"My whole deal is the city doesn't listen and the only way to get 'em to listen is to go about it like this," he said.
Last month, West was given a ticket that stated he had blocked a sidewalk on 27th at Q. In front of his tree-trimming business on Q and Avenue, there is his concrete driveway. What remains of a city sidewalk is next door, where it abruptly ends.
"I never heard of an imaginary sidewalk, but I guess there is a law of imaginary sidewalks," he said.
City Marshal Michael Gray said sidewalk or not, it's part of a city easement, and it was blocked by West's truck.
"Whether or not it's an improved surface of concrete isn't relevant. The code talks about a passage for pedestrians, and that's what it's for," he said.
Gray said West was warned previously that he risked a ticket for blocking the easement.
The passage consists of patches of grass, dirt, and more concrete driveways down the block. On the other side of the street is a new concrete sidewalk. Gray said pedestrians should have the choice of either side of the street on which to walk, paved or unpaved.

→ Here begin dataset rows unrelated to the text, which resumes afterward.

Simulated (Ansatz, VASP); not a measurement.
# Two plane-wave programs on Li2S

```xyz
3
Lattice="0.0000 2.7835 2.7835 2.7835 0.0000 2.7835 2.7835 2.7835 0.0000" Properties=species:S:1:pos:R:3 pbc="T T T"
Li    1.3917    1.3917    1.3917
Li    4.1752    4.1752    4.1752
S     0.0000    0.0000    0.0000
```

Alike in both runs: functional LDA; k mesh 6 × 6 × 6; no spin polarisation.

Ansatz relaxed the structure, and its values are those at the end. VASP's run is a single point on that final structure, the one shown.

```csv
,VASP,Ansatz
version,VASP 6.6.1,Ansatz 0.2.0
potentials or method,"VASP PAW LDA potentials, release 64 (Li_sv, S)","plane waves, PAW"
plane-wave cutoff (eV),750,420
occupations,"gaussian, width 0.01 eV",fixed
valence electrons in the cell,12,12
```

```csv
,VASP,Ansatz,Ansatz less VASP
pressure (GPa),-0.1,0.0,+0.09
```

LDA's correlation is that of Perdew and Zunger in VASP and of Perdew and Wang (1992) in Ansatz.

The ticket given to West, according to the city, came from complaints called in to parking enforcement. West doubts the complaints came from his neighbors, one of whom drove by and asked for his autograph. "I'm getting a lot of support for this," he said.
West is now parking his car on the street, but he also pointed out cars straddling similar easements elsewhere in the area. He said he has yet to see anyone else ticketed for the same infraction.
He also offered his apology to the clerk who had to count his pennies. Gray called the payment method a waste of an employee's time. "We are going to make a policy change on what is accepted," he said.